In their approach, image augmentations (e.g. lighting, background, and detail) are learned from unlabeled data such that the generated images are strikingly realistic while preserving the labels known from the 3D model. They apply the RenderGAN framework to generate images of barcode-like markers that are attached to honeybees.
Dr. Landgraf has conducted amazing studies. But our takeaway goes beyond that. What dazzled us is how in using AI to seek optimization and efficiency, his team created a totally new technology that has other applications.
In his fascination for both the individual and collective intelligence of bees, Dr. Landgraf envisions future scenarios — one of which is where cars recharge other cars, much like bees feed other bees to maintain high energy levels and greater output.

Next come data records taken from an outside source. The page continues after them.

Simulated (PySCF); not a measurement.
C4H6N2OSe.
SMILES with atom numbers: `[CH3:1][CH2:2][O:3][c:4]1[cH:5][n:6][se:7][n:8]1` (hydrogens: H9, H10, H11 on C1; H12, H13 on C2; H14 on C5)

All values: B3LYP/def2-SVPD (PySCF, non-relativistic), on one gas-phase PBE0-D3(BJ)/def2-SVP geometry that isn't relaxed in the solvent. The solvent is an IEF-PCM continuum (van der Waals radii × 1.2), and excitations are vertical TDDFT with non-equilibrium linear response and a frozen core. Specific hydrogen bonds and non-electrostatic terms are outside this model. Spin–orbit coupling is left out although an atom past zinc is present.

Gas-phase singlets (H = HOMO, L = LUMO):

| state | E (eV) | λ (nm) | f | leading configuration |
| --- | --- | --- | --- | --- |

This is a vision of a revolutionary technology that will open new doors to the market of small rechargeable items for small pockets and that will transform our perception of road congestion.
For an in-depth explanation of his AI-driven application of bee-smarts to human “swarms” and self-driving cars, check out this TED talk.
Faster processing and fraud detection
On the topic of optimization, Berlin-based startup Omni:US is using AI technology to transform insurance companies from process-driven to data-driven.
Every day, insurance companies deal with vast amounts of highly valuable documents, which they need to process with speed and accuracy.
AI and machine learning can help revolutionize these workflows by reading, understanding, and extracting relevant information and automating time-consuming tasks such as claims management — completing in minutes what may have previously taken hours, days, or even weeks to do.
The AI also becomes more intelligent and is able to learn based on increased exposure to data/information, which allows the system to continuously improve. The system can even read and process handwritten information!
AI in insurance can also decrease the risk of fraud. Claims settlement managed by employees comes with the risk of human error — it can be easy to overlook possibly fraudulent information and lose a payout.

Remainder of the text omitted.